My immediate family members and I have a joke that we make whenever someone can’t take responsibility for something he or she did.  We laugh and sarcastically say, “IT just happened.”  (The stress is on the word “it” because there was no namable actor; the bad thing just happened on its own.)

For example, if I bump into a table and send a snow globe crashing and splashing all over the floor, I might be tempted to say, “Oh my goodness, it just happened!!”  In reality, I should be taking the blame.  But it’s harder to say, “Oh no, I carelessly bumped into this table and caused this snow globe to break.” (That makes me responsible for the damage – and the mess!)

So whenever someone in our family can’t say that he or she is responsible, we joke and say, “Oh yeah, right, IT just happened.”  While this is a joke in my family, it is not funny when our elected leaders do the same thing. 

Weekly jobless claims are at a new high this week.  The administration’s response: “It just happened!”

Growth in the economy is slow.  “It just happened!”

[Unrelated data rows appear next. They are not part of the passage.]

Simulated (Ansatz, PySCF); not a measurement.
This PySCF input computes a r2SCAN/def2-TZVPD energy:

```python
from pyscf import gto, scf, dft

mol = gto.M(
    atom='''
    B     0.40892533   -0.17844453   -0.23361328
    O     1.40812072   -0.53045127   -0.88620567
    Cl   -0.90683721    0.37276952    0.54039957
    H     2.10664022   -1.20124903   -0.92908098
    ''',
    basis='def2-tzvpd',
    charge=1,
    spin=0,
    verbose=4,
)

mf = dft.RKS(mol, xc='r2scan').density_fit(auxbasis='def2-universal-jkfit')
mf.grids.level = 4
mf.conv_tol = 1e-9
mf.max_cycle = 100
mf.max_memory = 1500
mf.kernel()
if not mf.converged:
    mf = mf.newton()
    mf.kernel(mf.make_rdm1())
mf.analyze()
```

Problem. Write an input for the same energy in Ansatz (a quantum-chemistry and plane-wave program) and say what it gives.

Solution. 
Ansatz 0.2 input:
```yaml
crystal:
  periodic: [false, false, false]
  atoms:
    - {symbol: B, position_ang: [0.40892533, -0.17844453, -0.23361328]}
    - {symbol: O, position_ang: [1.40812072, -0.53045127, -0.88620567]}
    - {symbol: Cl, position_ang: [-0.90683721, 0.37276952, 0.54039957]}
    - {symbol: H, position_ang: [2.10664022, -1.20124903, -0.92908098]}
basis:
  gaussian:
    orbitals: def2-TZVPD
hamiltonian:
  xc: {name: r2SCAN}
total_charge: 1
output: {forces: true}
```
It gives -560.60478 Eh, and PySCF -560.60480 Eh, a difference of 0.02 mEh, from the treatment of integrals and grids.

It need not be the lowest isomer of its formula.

Health insurers are ramping up their prices.  “It just happened!”

The federal budget deficit for 2010 will be $1.3 trillion.  “It just happened!”

I guess it never crossed the minds of the liberals in power that these problems might be linked to pending tax hikes on small businesses, huge uncertainty in the private sector, massive health care reform, or out-of-control spending? 

Instead of bragging about all the legislation you’ve passed, Mr. Obama, you should be taking responsibility for the consequences of that legislation.  Supporters claim that Americans would trust the president more if only the economy was stronger and jobless rates weren’t so high.  But according to them, those things “just happen.”  

We can’t expect the government to fix America’s problems.  But we can expect and must expect that the government get out of the way and stop being the actor responsible for America’s problems. 

When the American people are in charge – which is what our Founding Fathers wanted for us – we can turn things around.  When each individual is responsible for his or herself, we will move forward to employ more of our fellow Americans, grow our businesses, handle our own health insurance, and hold our government accountable when it comes to federal spending. 

My hope is that these years in American history (the years of “it just happened”) will quickly become part of our past and that we can move forward by returning to the vision of the Founding Fathers – a vision of individual responsibility, limited government, and personal freedom.